We recognize the effect of income tax positions only if those positions are more likely than not of being sustained. Recognized income tax positions are measured at the largest amount that is greater than 50% likely of being realized. Changes in recognition or measurement are reflected in the period in which the change in judgment occurs. We record interest and penalties related to unrecognized tax benefits in income tax expense.

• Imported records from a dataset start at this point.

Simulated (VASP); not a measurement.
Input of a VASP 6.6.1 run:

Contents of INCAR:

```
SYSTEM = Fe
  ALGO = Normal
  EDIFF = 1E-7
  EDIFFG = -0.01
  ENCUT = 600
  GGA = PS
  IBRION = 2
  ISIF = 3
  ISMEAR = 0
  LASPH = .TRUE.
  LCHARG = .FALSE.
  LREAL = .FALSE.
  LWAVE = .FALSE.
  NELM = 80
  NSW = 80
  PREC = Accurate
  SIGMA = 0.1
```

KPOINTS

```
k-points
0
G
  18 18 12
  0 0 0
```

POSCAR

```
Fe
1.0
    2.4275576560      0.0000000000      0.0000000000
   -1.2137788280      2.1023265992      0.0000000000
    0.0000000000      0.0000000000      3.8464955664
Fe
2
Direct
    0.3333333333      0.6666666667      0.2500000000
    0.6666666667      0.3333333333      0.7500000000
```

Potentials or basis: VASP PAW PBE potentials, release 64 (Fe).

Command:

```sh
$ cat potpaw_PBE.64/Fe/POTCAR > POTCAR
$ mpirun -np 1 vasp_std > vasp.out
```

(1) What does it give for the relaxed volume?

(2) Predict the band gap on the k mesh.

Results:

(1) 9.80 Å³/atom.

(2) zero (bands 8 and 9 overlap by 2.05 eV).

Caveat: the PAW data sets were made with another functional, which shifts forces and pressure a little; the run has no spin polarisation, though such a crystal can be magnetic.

At March 31, 2024 and December 31, 2023, we had a total of $5.5 million and $5.5 million in gross unrecognized tax benefits, respectively included in long-term income taxes payable in the consolidated balance sheet. Of this amount, $4.3 million and $4.4 million represents the amount of unrecognized tax benefits that, if recognized, would impact our effective tax rate as of March 31, 2024 and December 31, 2023. The net change in unrecognized tax benefits was a decrease of $0.1 million and an increase of $0.1 million during the three months ended March 31, 2024 and March 31, 2023, respectively. The difference in the net change in unrecognized tax benefits year over year for the three months is the result of underlying transactions that occurred in 2023 that did not occur in 2024. The total net amount of accrued interest and penalties for such unrecognized tax benefits was $0.8 million and $0.7 million at March 31, 2024 and December 31, 2023, respectively and is included in long-term income taxes payable in the consolidated balance sheets. These unrecognized tax benefits relate to state income tax filing positions. Income tax expense is increased each period for the accrual of interest on outstanding positions and penalties when the uncertain tax position is initially recorded. Income tax expense is reduced in periods by the amount of accrued interest and penalties associated with reversed uncertain tax positions due to lapse of applicable statute of limitations, when applicable or when a position is settled. Net interest and penalties included in income tax expense was nominal for both the three month period ended March 31, 2024 and March 31, 2023, respectively.

A reconciliation of the beginning and ending amount of unrecognized tax benefits is as follows:
2024
 (in thousands)
Balance at December 31, 2023$5,522 
Reductions due to lapse of applicable statute of limitations(66)
Balance at March 31, 2024$5,456 

A number of years may elapse before an uncertain tax position is audited and ultimately settled. It is difficult to predict the ultimate outcome or the timing of resolution for uncertain tax positions. It is reasonably possible that the amount of unrecognized tax benefits could significantly increase or decrease within the next twelve months. These changes could result from the expiration of the statute of limitations, examinations, or other unforeseen circumstances. We do not have any outstanding litigation related to income tax matters. At this time, management’s best estimate of the reasonably possible change in the amount of gross unrecognized tax benefits is approximately no change to an increase of $1.0 million during the next twelve months, due to the combination of expiration of certain statute of limitations and estimated additions. The federal statute of limitations remains open for the years 2020 and forward. Tax years 2013 and forward are subject to audit by state tax authorities depending on the tax code and administrative practice of each state.